It is in virtue of their different contributions that Salmon claims that bottom-up and top-down explanations complement rather than compete with one another (Salmon 2006, 180–185). Precisely the same thing is true of top-down and bottom-up metaphysical explanations. A grounding explanation would reveal the particular features that give rise to or makes a difference with respect to the explanandum. A metaphysical explanation by constraint shows how that same explanandum can be subsumed under a metaphysical constraint and so fits into the universal scheme of things. It follows that a bottom-up grounding explanation for Dishes would be compatible with the top-down metaphysical explanation by constraint. Each offers a different kind of understanding of the same phenomenon, thereby highlighting a different aspect of metaphysical explanation.Footnote 18

5 An Account of Metaphysical Explanation by Constraint

Having argued that metaphysical constraints are not grounding explanations, it is time to present my own account. Like other kinds of explanation, metaphysical explanations by constraint are characterized by their distinctive source of explanatory power. They, unlike other explanations, work by showing their explananda to result from metaphysical constraints.

The notion of metaphysical constraint stands at the core of my account. For some (worldly) fact F and entity x, F counts as a metaphysical constraint on x if and only if that F is the case is part of what it is to be x.Footnote 19 This entails that if some fact is part of the nature of x, then it is the case in every possible world in which x exists. Though worlds might differ in many ways with respect to x, they cannot possibly differ with respect to the metaphysical constraints on x. In addition to constituting the core of what x is, parts of its nature play a constraining role by restricting the way that x might be across the possible worlds in which it (or its counterparts) obtain.

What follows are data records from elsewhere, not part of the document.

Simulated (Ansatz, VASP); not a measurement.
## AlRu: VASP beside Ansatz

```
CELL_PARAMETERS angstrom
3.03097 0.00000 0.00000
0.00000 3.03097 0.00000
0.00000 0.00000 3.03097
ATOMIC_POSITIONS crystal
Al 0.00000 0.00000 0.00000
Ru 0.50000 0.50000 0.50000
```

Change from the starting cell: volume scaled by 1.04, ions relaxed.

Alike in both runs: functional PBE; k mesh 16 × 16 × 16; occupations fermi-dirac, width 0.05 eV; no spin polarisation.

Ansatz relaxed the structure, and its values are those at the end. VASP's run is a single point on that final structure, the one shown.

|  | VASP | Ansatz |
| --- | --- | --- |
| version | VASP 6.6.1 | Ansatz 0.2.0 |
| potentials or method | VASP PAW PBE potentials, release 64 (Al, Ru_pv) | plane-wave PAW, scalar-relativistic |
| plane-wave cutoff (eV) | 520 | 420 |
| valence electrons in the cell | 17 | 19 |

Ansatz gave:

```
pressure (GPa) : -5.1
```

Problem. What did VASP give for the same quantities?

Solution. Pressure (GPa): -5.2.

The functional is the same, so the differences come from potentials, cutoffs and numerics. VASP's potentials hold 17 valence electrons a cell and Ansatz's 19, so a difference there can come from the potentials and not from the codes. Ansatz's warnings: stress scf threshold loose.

Though every metaphysical constraint on x is the case in every x-world, not every metaphysically necessary truth involving x counts as a metaphysical constraint on x. For example, it is metaphysically necessary that x is worldmates with the fact that 1 + 1 = 2. However, this is not a metaphysical constraint on x: it has nothing at all to do with the nature of x and everything to do with the fact that ‘1 + 1 = 2’ obtains in every possible world and so obtains in every world in which x exists. It is for this reason that metaphysical explanations by constraint are not special cases of modal explanation, in which ‘Necessarily, P’ explains ‘P’. The explananda of metaphysical explanations by constraint are not merely necessary given some constraint. They are instead guaranteed by the natures of the entities involved.

Metaphysical explanations by constraint work by showing that their explananda result from a metaphysical constraint: a constitutive part of a nature. Intuitively, this is the case when a metaphysical constraint guarantees that the explanandum must be the case. More precisely, some fact F results from a metaphysical constraint C if in the nearest complete world in which F fails to obtain, a fact F* obtains such that F* is logically or metaphysically inconsistent with C and there is some set of facts obtaining in W, Δ, such that F* is logically or metaphysically consistent with Δ.Footnote 20

My account of metaphysical explanation by constraint in some ways resembles Martin Glazier’s recent account of essentialist explanations (Glazier 2017). Essentialist explanations “explain the fact that A in terms of the fact that a certain thing is by its very nature such that A” (Glazier 2017, 2871). For example, water contains hydrogen because by its nature water contains hydrogen. Both sorts of explanation are tightly related to the notion of natures or essences. However, metaphysical explanations by constraint are distinct from essentialist explanations such that my examples are not readily accommodated by Glazier’s schema.

The explanantia of essentialist explanations make explicit appeals to the natures of things. However, the examples I have presented do not do this. The explanans in Dishes, for example, is not the fact that uniqueness is part of the nature of composition or is a constraint on it. The dishes’ failure to compose more than one distinct stack is explained by the fact that composition is unique. In addition, the explananda of essentialist explanations must be parts of some relevant thing’s nature, where Glazier claims to have in mind “something very close to Fine’s notion of immediate constitutive essence” (Glazier 2017, 2873).Footnote 21 This commitment helps account for the ultimacy of essentialist explanations, an important intuitive datum, and protects the view against counterexamples. Yet, the explananda in my examples are not plausibly immediate constitutive essences. The composition behavior of the dishes, for example is not itself part of the immediate constitutive essence of composition. Intuitively, no fact about the dishes is part of the immediate core of what it is to be the composition relation.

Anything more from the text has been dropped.